2016 Postmortem
In reply to the discussion: Ripples of Hope [View all]malthaussen
(17,187 posts)I had a fun time yesterday, I actually had a couple of good conversations and even learned something. Who would have thought that people who honestly think themselves Democrats believe that, between Hillary Clinton and Donald Trump, the "lesser of evils" is the latter?
Now, as to your post:
Collateral damage. I would gently disagree with one nuance, that the frackers want to make money by poisoning us. That suggests they are more evil than they really are. What they want is to make money by whatever means are expedient, and if you and I and others are poisoned in the process, then it sucks to be us, doesn't it? (Rather the same attitude can be found among those who propose killing this terrorist or that, or indeed, raiding this or that house for drugs: if a few dishes are broken in the process, well, too bad. "Too bad," incidentally, does not rhyme with "I'm sorry."

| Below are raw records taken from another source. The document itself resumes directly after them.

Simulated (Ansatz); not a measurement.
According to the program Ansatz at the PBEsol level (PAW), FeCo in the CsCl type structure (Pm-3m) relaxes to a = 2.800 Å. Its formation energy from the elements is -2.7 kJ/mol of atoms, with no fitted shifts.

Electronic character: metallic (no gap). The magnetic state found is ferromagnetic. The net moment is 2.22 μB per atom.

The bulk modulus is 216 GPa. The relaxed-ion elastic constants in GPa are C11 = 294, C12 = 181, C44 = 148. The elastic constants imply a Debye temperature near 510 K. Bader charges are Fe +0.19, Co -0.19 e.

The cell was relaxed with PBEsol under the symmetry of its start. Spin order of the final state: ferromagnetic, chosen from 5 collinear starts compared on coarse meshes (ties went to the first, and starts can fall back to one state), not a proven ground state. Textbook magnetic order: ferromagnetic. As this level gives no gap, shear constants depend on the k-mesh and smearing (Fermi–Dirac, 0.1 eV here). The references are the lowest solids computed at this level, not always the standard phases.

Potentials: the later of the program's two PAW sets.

M. Voltaire suggested that ignorance was the mother of cruelty. May I suggest that indifference is its father? And I note, contra the good philosophe, that when ignorance is informed and enlightened, it is no guarantee that the cruelty will cease. This or that specific outrage may be corrected, as those who are responsible strive to cover their asses, but the pattern continues. A stream is poisoned in West Virginia, another in North Carolina. Drinking water is poisoned in one city, and another stream poisoned in West Virginia. And so it goes. Meanwhile, a community which is, actually, ignorant, or a farmer, or what have you, "decides" to allow fracking for the cash it will bring, which if one agrees with Mrs Clinton, is perfectly all right. It raises a philosophical question: at what point of consequences does "caveat emptor" cease to be operative?
As for fracking, the problem is compounded when, as in Pennsylvania for example, the state government has enacted a law giving communities no say in the question at all, when they have no recourse to keep the frackers from spoiling their lands and polluting and consuming their water (that self-same Susquehanna about which you wrote so lyrically the other day). This is Eminent Domain taken to new heights of absurdity, alienating the property not just of this individual or that neighborhood, but an entire community. Which, presumably, is also perfectly fine by Mrs Clinton's standards.